LYNN — Three months after Brian Theirrien’s first day on the job, renovations to the city’s Boys & Girls Club are well underway.
A sparkling gymnasium, a fresh paint job, and updated bathrooms are a few of many transformations happening throughout one of Lynn’s oldest after-school programs. Theirrien, the club’s newest executive director, jumped right into his position and had sponsors pouncing at the opportunity to donate and be a part of the new Boys & Girls Club of Lynn.
The club’s building, at 25 North Common St., was originally built in 1923 and later donated to the Boys & Girls Club in 1932.
“There are a lot of great people that feel like this club is an important place,” said Theirrien.
There has already been almost $2.7 million raised in donations and the club is working with the state to acquire a New Market Tax Credit (NMTC), which is designed to increase the flow of capital to businesses and low income communities by providing a modest tax incentive to private investors.
The new gymnasium was sponsored by the family and friends of the late George Comenos, which is why his name is embedded into the shiny new floors. Theirrien said Nick Meninno, of Meninno Construction, donated his company’s time and equipment to paint the gym and complete its ceiling work.

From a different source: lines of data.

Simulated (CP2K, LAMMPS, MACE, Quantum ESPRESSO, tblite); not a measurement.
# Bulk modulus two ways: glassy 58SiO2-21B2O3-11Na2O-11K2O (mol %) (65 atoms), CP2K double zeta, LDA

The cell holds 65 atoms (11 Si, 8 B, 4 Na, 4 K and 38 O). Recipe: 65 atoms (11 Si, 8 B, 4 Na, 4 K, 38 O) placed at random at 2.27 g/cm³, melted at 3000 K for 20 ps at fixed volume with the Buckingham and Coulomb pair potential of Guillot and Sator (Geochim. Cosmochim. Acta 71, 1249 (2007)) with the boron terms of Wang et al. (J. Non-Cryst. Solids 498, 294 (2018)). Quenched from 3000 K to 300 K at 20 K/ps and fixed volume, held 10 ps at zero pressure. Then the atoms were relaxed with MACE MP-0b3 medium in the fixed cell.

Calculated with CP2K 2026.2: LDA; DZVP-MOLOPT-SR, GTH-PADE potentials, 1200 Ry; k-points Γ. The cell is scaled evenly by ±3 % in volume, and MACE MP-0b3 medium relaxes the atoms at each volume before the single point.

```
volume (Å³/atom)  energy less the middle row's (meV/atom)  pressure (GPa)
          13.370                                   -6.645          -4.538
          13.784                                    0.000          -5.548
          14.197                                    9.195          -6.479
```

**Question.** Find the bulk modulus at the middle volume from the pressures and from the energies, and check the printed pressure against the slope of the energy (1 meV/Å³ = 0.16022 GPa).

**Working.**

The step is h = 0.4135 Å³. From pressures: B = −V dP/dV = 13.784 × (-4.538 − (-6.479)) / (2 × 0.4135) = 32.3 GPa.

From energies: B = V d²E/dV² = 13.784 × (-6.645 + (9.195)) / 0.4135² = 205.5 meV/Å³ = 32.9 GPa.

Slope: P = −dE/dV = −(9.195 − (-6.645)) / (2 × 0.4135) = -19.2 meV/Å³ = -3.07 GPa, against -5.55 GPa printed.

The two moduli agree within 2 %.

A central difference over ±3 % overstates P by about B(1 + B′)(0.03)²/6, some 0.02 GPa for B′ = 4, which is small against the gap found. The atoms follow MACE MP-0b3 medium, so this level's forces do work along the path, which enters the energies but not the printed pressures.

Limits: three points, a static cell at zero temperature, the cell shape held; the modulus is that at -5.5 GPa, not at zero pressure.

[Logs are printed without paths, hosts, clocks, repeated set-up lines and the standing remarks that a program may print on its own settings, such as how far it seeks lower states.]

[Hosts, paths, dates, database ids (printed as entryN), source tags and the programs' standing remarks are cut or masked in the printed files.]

Donors have also helped step up the building’s technological abilities. The executive director said The Conway Foundation donated $5,000 to heighten the building’s internet services, install Khan Academy, the reading and arithmetic online video tool, into all the computers, and provide the learning centers with a slew of Kindle Fire tablets for the kids to read on. New laptops for the club’s teen center will also make their way into the club fairly soon.
The club’s major renovations will be rolled out in a two-phase capital campaign and worked on during the next two summers, with the help of donors and local foundations. With the kids attending summer camp at Creighton Pond in Middleton, the renovations will be worked on and the young members will not have to worry about being displaced, said Theirrien.
“We just want to make it really nice for the children to be here for the time being,” he said.
Theirrien said the way the building was constructed was unorthodox, as in the multiple floors seemed to have been built upon the existing framework over the years.
The first phase of renovations, well underway, will take care of all three floors of the main clubhouse, which is considered to be the front of the building. The gym, updated bathrooms, increased technology, heightened light fixtures, and fresh wall paint are just the beginning steps of the first phase. The majority of phase one will be getting the century old building up to date and Theirrien said he hopes to start right after Memorial Day and finish by October 1, 2019.
Phase two, potentially taking place during the summer of 2020, will be a much bigger project that takes care of the back portion of the building, where the pool begins and the gym ends.
“We’ve been working with a number of foundations,” he said. “They’re really excited about it and pretty much said if we get phase one done, they will take care of phase two.”
Theirrien said dropping the Olympic-sized pool down a floor and placing a technology center where it currently is, turning the basement bowling alley, which most people don’t know exists, into the new teen center, and placing a full kitchen on the third floor that serves breakfast, lunch, and dinner to the kids, are among the renovation plans.
“We want to do it in two phases because the building is pretty outdated and old, so we don’t know what we’re going to end up getting into once we start,” he said.
Aside from donors seeking participation in the club’s transformation, Theirrien said some are reaching out to help with the after-school program’s $1.2 million budget, which covers staffing, heat, oil, and running the organization. The Amelia Peabody Foundation made a general donation of somewhere between $15,000 and $30,000 to help with their budget and almost $27,000 to improve the bathrooms and showers at the club’s Camp Creighton.
The foundation has also verbally committed to a challenge grant of $40,000 for the Oct. 23 Hall of Fame dinner at the Tedesco Country Club. Theirrien said whatever is raised during the event, the Amelia Peabody Foundation will match it, dollar for dollar.
“Our staff is doing great and the kids have been really responding to and respecting the upgrades, so it’s a win-win,” he said. “The board has been very supportive of everything and they’re all hands on deck.”